I did an interview with producer Keith Barish in 1982 about his latest flm, Sophie’s Choice, and I remember one thing about our sit-down more than anything else. This was Barish saying with absolute resolution that one of his biggest passions was to make a film of D.M. Thomas‘ The White Hotel.
I read the book not long after writing my Barish piece, and it’s certainly a dark and haunting piece — emphasis on the former. And now, 24 years later, Santa Barbara-based producer Susan Stewart Potter and writer-director Simon Monjack have raised $20 million to make their own feature film version. Good for that, but I say woe unto those who would produce a movie after many, many others have been trying to do the same thing for a long time.
There’s usually a reason that movies never quite happen, and that reason usually has something to do with the humanity, or the lack of humanity, in the core material. Terrence Malick, Pedro Almodovar, David Cronenberg, Bernardo Bertolucci, David Lynch, Hector Babenco and Emir Kusturica have all tried to make this film, or have at least seriously flirted with it. It has a curse on it, this project. The Thomas novel doesn’t want to be made into a film…not really.

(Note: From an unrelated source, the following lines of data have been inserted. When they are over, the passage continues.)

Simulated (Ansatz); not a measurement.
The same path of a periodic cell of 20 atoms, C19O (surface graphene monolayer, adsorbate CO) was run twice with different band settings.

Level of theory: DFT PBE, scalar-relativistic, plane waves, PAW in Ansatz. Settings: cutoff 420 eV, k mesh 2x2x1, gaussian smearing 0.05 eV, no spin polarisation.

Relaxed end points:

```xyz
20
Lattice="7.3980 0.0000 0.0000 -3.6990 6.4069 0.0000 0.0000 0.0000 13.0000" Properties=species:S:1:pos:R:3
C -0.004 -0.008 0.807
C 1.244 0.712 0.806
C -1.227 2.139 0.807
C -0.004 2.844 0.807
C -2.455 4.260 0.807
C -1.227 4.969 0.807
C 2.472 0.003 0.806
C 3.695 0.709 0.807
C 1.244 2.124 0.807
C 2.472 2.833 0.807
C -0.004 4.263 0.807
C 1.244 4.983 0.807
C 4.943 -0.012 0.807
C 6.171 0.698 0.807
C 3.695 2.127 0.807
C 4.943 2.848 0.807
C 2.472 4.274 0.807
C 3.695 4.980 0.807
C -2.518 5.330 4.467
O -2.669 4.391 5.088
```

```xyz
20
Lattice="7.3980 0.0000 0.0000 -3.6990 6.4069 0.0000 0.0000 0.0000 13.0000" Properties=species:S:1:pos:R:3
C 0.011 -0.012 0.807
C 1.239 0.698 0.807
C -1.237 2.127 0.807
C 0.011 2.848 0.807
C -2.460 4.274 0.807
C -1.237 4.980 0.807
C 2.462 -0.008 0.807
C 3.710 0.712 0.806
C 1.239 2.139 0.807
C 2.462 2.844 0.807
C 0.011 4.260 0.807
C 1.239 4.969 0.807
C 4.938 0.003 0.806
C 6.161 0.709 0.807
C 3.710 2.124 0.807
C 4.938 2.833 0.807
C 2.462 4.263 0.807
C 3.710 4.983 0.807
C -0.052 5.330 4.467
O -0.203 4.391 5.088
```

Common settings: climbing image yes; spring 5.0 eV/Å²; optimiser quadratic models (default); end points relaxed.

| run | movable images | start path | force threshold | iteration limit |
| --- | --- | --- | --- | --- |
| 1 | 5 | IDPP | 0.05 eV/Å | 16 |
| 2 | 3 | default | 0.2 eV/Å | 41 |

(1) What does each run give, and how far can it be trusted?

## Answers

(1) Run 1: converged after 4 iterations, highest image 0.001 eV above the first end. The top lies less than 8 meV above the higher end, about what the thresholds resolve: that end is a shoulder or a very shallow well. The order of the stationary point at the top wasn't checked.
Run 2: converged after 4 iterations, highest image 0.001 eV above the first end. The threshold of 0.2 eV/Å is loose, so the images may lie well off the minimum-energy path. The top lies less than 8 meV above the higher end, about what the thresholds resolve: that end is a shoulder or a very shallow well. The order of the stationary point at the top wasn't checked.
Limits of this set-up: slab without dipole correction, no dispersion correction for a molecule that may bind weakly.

L.A. Times Claudia Eller on the exceptionally bad ’06 that Warner Bros. has suffered through so far. The bombing of Poseidon, Lady in the Water, The Ant Bully and ATL “could lose more than $120 million combined for Warner and its financial partners,” Eller reports. And let’s not forget about the under-performing of Superman Returns. “The price of failure is high,” WB chief Alan Horn tells her. “It’s not just the financial cost. It’s reading about it in the newspaper.”
The new dayglo mustard-yellow backdrop of Movie City News is too much. I debated whether or not to say anything, but it’s an eyesore. It’s butterscotch pudding on peyote. There was a lady who lived two or three blocks from our home in New Jersey when I was a kid who once painted her house teal blue, and you needed sunglasses just to look at it. She was within her rights but taste cannot be taught — it’s a result of a thousand distastes accumulated over time, and either you get it or you don’t.
This home video clip shows a younger George Bush — it looks like it was shot in the late ’80s or early ’90s — in a flip party-down mode. The Huffington Post put it up this morning, apparently to remind everyone that he often talks and acts like a shallow frat-boy asshole and that he used to like to drink. This is pretty much the same Dubya who starred in Alexandra Pelosi‘s Journeys with George — playful, goof-offy. I don’t see the big slam factor here. This is who the guy more or less is. Is there anyone out there who didn’t know this?
Laughed Some, Seen Worse
The consensus is already getting around: Snakes on a Plane is sorta kinda tolerably entertaining. As in sometimes hilarious, amusingly cheesy here and there, never out-of-this-world brilliant, fitfully amusing…a guiltless B movie all the way.
Rachel Blanchard in David Ellis’s Snakes on a Plane (New Line, 8.18)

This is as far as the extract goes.